Microviews Vol. 39: Apocalypse New Zealand

on Thursday, September 19, 2013
The Luminaries by Eleanor Catton
After her stunning debut, The Rehearsal, it was clear that Eleanor Catton was destined for big things. What I didn't expect, however, was that she would deliver so bloody literally. The Luminaries is a big book; in size, scope, ambition and enjoyability. I may be wrong, but to my mind it is the first great (did I mention it's huge?) New Zealand western epic. Any attempt to summarise the plot would fail to do it justice. Suffice to say it centres on a cunning gold prospecting scam, murders real and imagined, a decent dash of opium, vengeance and, oddly, astrology. There's also a villain to rival anything Cormac McCarthy has thrown our way, though the extent of his villainy becomes less clear cut as the book progresses. Catton demonstrates a master's ability to control a large and varied cast of characters and plot lines, allowing the many threads to shoot off into the distance before drawing them back together to create a gorgeously complex tapestry. And though I don't have enough of a handle on astrology to really get the allusions, the zodiac wheel is an ingenious device to bring the story full circle and keep you guessing long after you think you've figured it all out. The Luminaries is a rich, rollicking tale that can be enjoyed by casual readers and Litsnobs alike and a very worthy contender for this year's Booker Prize.

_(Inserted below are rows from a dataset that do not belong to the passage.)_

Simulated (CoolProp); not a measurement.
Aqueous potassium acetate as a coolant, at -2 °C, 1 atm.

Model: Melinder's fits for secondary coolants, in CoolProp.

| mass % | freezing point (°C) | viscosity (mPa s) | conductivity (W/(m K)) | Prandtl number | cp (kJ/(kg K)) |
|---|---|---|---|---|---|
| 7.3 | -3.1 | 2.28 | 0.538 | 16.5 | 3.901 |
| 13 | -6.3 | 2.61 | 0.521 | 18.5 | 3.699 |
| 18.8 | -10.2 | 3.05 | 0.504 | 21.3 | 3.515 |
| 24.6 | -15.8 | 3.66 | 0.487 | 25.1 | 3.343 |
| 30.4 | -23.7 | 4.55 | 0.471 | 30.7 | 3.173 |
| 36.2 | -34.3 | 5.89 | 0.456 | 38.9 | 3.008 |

4 Out Of 5 Ample Aquarians

Maddaddam by Margaret Atwood
Right now my head and heart are at war. I love Margaret Atwood. Very few writers have managed to be as consistently good, diverse and wildly daring as she. Her post-Apocalyptic trilogy, to which Maddaddam is the conclusion, is a masterwork of invention and execution. The world she has created is incredible (though I did have one minor quibble with the anachronistic use of 'modern' terms). Almost no conceivable aspect is left unrealised. Yet (and it's a big yet!), I just haven't been able to warm to any of the three books. I don't mean to disparage; it's a personal thing. Maddaddam wraps up the story of Oryx, Crake, God's Gardeners and all their associated minions with real gusto. There's a killer cat and mouse chase as the various clans join up to fight a common enemy. There's much greater clarity about what caused the whole "waterless flood". And what Atwood has to say about creation myths (not to mention how she says it) is not only a joy but, in my opinion, the greatest strength of the book. And yet... I wish I could explain it. My head is jumping around, doing backflips, waving pompoms. My heart, on the other hand, is off to grab a beer.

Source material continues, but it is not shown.